Hello! My name is Vaden Masrani and I'm a grad student at UBC in machine learning. I'm a friend of the community and have been very impressed with all the excellent work done here, but I've become very worried about the new longtermist trend developing recently.
I've written a critical review of longtermism here in hopes that bringing an 'outsiders' perspective might help stimulate some new conversation in this space. I'm posting the piece in the forum hoping that William MacAskill and Hilary Greaves might see and respond to it. There's also a little reddit discussion forming as well that might be of interest to some.
Cheers!
I think it proves both too little and too much.
Too little, in the sense that it's contingent on things which don't seem that related to the heart of the objections you're making. If we were certain that the accessible universe were finite (as is suggested by (my lay understanding of) current physical theories), and we had certainty in some finite time horizon (however large), then all of the EVs would become defined again and this technical objection would disappear.
In that world, would you be happy to drop your complaints? I don't really think you should, so it would be good to understand what the real heart of the issue is.
Too much, in the sense that if we apply the argument naively then it appears to rule out using EVs as a decision-making tool in many practical situations (where subjective probabilities are fed into the process), including many where we have practical experience of it and it has a good track record.

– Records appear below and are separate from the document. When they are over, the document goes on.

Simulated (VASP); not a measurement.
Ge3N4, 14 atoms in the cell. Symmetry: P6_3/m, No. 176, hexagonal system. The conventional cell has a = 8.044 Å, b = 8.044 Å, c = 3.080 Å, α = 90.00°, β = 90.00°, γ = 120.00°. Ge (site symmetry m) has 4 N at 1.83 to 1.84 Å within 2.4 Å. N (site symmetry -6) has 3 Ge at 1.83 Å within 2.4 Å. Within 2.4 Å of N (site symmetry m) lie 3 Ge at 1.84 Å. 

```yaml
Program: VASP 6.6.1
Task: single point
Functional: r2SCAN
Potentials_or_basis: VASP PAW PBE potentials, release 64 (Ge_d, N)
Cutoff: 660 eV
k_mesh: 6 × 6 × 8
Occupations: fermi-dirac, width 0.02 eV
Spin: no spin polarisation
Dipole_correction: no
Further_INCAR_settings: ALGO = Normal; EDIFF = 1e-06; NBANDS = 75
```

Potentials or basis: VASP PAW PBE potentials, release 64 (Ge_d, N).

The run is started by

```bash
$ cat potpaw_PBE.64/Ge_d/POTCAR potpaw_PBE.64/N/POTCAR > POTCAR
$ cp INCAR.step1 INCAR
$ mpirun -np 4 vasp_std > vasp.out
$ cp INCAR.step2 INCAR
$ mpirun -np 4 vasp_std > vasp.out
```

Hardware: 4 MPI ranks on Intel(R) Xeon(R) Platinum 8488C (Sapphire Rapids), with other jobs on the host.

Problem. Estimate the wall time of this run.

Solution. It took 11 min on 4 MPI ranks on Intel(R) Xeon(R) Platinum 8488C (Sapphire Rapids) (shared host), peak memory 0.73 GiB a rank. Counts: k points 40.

Overall, my take is something like:
[Mostly an aside] I think the example has been artificially simplified to make the point cleaner for an audience of academic philosophers, and if you take account of indirect effects from giving to AMF then properly we should be comparing NaN to NaN. But I agree that we should not be trying to make any longtermist decisions by literally taking expectations of the number of future lives saved.
Not in my view. I don't think we should be using expectations over future lives as a fundamental decision-making tool, but I do think that thinking in terms of expectations can be helpful for understanding possible future paths. I think it's a moderately robust point that the long-term impacts of our actions are predictably a bigger deal than the short-term impacts -- and this point would survive for example artificially capping the size of possible futures we could reach.
(I think it's a super important question how longtermists should make decisions; I'll write up some more of my thoughts on this sometime.)